Cannes - AFP
The competition for the Palme d'Or at the Cannes Film Festival wraps up Saturday with a clutch of favourites jockeying for one of global cinema's most coveted prizes.
A Cate Blanchett lesbian love story, a gruelling Auschwitz drama, an all-star tableau on the ravages of age, and a slow-burn martial arts movie from Taiwan all looked well-placed to capture top honours from a jury led by Joel and Ethan Coen.
But in one of the tightest races in years, an Italian ode to a dying mother and the pitch-black comedy "The Lobster" about modern love starring Colin Farrell and Rachel Weisz also seemed within striking distance.
Audiences swooned over "Carol" by US director Todd Haynes, featuring knock-out performances by Blanchett and Rooney Mara as lovers nearly crushed by the conservative values of their time.

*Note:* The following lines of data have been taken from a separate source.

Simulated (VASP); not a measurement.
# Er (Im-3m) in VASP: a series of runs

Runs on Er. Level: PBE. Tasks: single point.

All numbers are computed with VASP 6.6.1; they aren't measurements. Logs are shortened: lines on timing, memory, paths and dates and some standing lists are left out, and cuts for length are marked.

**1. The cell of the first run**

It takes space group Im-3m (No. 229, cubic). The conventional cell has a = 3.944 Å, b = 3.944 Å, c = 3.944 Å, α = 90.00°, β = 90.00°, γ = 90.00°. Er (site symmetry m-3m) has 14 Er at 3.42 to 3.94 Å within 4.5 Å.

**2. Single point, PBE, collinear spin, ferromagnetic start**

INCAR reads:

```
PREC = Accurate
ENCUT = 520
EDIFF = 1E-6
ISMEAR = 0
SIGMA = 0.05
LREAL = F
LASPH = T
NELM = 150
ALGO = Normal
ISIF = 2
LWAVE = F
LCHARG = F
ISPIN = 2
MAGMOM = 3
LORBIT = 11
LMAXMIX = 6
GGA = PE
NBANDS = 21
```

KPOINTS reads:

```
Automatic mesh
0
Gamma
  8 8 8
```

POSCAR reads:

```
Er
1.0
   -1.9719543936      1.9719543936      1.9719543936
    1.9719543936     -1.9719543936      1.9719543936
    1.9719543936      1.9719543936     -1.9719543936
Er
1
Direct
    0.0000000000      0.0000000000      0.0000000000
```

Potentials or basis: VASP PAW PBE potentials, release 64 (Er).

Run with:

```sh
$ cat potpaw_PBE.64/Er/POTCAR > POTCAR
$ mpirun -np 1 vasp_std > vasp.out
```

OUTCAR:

It rocketed to the top of critics' "best of" charts after its premiere last Sunday.
Another revelation from this year's festival was "Son of Saul" by first-time feature director Laszlo Nemes, which takes film-goers inside the gas chambers of Auschwitz in a way never before seen on screen.
Critics hailed the picture for bringing the memory of the Holocaust alive in a visceral way 70 years after the liberation of the camps, as the last survivors enter their twilight years.
"The films that win tend to create a completely realised and self-contained universe. 'Son of Saul' does that," Vogue reviewer John Powers told AFP.
"The evocation of that universe, the world of Auschwitz, is powerful and exquisitely directed."
Peter Bradshaw of London's The Guardian newspaper called it "an astonishing debut film" of "extraordinary focus and courage".
- 'Staggeringly lovely' -
For another frontrunner, Italian Oscar winner Paolo Sorrentino corralled a cast of screen legends including Michael Caine, Harvey Keitel and Jane Fonda in "Youth", about show-business veterans grappling with fading glory.
Film industry bible Variety hailed the movie as "an emotionally rich contemplation of life's wisdom gained, lost and remembered".
The picture brought Caine back to the French Riviera festival for the first time in five decades, since the premiere of his iconic womaniser movie "Alfie".
"'Alfie' won a prize and I didn't so I never came back," he joked to reporters.
The art-house crowd also fell hard for "The Assassin" by Taiwanese film-maker Hou Hsiao-Hsien, a glacially paced but stunning tableau of palace intrigue in ninth-century China.
Manohla Dargis of the New York Times said Hou "blew the roof off one of the biggest theatres" in Cannes with "a staggeringly lovely period film" while movie website Indiewire called it "an epic visual poem".
French daily Liberation and the weekly Les Inrockuptibles both pronounced "The Assassin" their pick for the Palme d'Or.
Meanwhile many viewers were moved to tears by the latest by Italian auteur Nanni Moretti, "My Mother", about a female filmmaker sent into a tailspin by a career crisis and the loss of a parent.
"It is an extraordinarily elegant film," French reviewer Philippe Rouyer of Positif magazine, who put it in the top three films this year along with "The Assassin" and Jia Zhang-Ke's triptych of modern China, "Mountains May Depart".
Moretti's star Margherita Buy could walk off with the best actress trophy, if Blanchett or Mara fail to clinch it.
For best actor, France's Vincent Lindon moved audiences with a stoic performance as an unemployed man fighting to keep his head above water in "The Measure of a Man", possibly giving "Son of Saul" star Geza Rohrig or Caine and Keitel a run for their money.
With "Macbeth" starring Michael Fassbender and Marion Cotillard in an adaptation of the Shakespeare tragedy still set to screen on Saturday, industry watchers said this year's festival had seen a wild range of quality in the main programme.
"It's not a particularly strong year but not disappointing by any means," Powers said, predicting a three-way race between "Carol", "The Assassin" and "The Lobster".
"No film has really crystallised opinion."
Last year's Palme d'Or went to the epic drama about Turkey's internal tensions, "Winter Sleep" by Nuri Bilge Ceylan.